PICTURES

Gourmet food dished out in crisis-hit Italy's soup kitchens

ROME (AFP) - In a gritty Rome neighbourhood, a soup kitchen is serving up lip-smacking gourmet food donated from a famous delicatessen - part of a new initiative to combat food waste and feed a growing need in recession-hit Italy.

"Of course it's good! This is a VIP soup kitchen. We get a first course, second course and dessert. It's like a trattoria," Alessandro, a homeless Moldovan builder, told AFP as he finished up his sorbet in the San Benedetto parish canteen.

Organisers of the project entitled "Pasto Buono" ("Good Meal") contact gourmet grocers and restaurants which throw out scraps and day-old food and puts them in touch with organisations that run soup kitchens like the Catholic charity Caritas.

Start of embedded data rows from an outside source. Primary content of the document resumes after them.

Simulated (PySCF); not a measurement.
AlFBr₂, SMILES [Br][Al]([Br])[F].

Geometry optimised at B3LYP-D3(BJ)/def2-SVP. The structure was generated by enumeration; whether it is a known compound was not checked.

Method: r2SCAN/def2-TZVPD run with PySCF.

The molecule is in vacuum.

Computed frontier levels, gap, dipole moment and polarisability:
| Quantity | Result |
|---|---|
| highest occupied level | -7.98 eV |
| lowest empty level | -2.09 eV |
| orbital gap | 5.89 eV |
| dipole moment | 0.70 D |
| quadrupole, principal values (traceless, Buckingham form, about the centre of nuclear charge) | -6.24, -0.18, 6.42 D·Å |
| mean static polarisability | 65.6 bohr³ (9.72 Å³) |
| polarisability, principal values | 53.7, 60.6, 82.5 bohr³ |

Regular runs are arranged. One goes daily from the luxury eatery Volpetti - a destination for fine diners - to the nearby Caritas canteen at San Benedetto in Ostiense, a dilapidated former industrial quarter south of Rome city centre.

Pizza, pasta, meat and fish all criss-cross the Italian capital, where great wealth lives side by side with increasing desperation caused by a sharp rise in unemployment and homelessness.

In the first few months of this year, Italians have had to cut their spending on food by three percent.

At the same time, six million tonnes of perfectly good food are thrown out in the country every year.

"Pasto Buono" so far includes around 30 restaurants, bars, patisseries and delicatessens, including famous tiramisu maker Pompi.

"This initiative is very important. It channels the generosity of shopkeepers and the needs of the poorest," said Father Fabio Bartoli, parish priest at San Benedetto, which feeds some 35 people a day.

Everyone contributes in whatever way they can.

Strabbioni, a trendy restaurant in the city centre, makes six meals three times a week for the homeless who sleep near Termini railway station.

Tiro a Volo, the restaurant of an exclusive sports club founded in the 19th century, gives away leftovers from its lavish Sunday buffets every Monday to a soup kitchen at San Bellarmino.

"Sometimes it's not enough so I have asked them to prepare two special plates of biscuits," said the director of the club, Michele Anastasio Pugliese.

At Volpetti, employees set aside leftovers in white cardboard boxes every night for pick-up in the morning by a van from Caritas.

"It doesn't cost us anything, just a bit of time," said Donato Sarzarulo, who works at the delicatessen.

"It's really needed now. The number of poor people is growing," Mr Sarzarulo added.

Volunteers say former middle-class Italians who have been hit hard by the government's austerity measures are among the "new poor" coming to soup kitchens, while immigrants who used to attend have left the country.

At the San Benedetto soup kitchen, 58-year-old Donato is grateful as one of Italy's "new poor".

"I used to be a jeweller but I was badly in debt. Now I've lost everything," he said.

"For the past two years, I've been sleeping in my car. I come and eat here for lunch and in the evenings I go to the supermarket and steal bread."

Charities complain that initiatives like "Pasto Buono" are limited because of the red tape that potential donors have to deal with.

"There is a bureaucracy," Gregorio Fogliano, director of the "Pasto Buono", said in an interview at his offices, calling for new laws to simplify the process.

"The eateries that have joined are top quality. These are people who apart from wanting to do some good, also want to get rid of unsold food," he said.

His aim is to provide 110,000 meals a year in Rome.

The initiative began in Genoa in 2007 and is now also up and running in Florence. It plans to extend to Palermo in Sicily in the near future.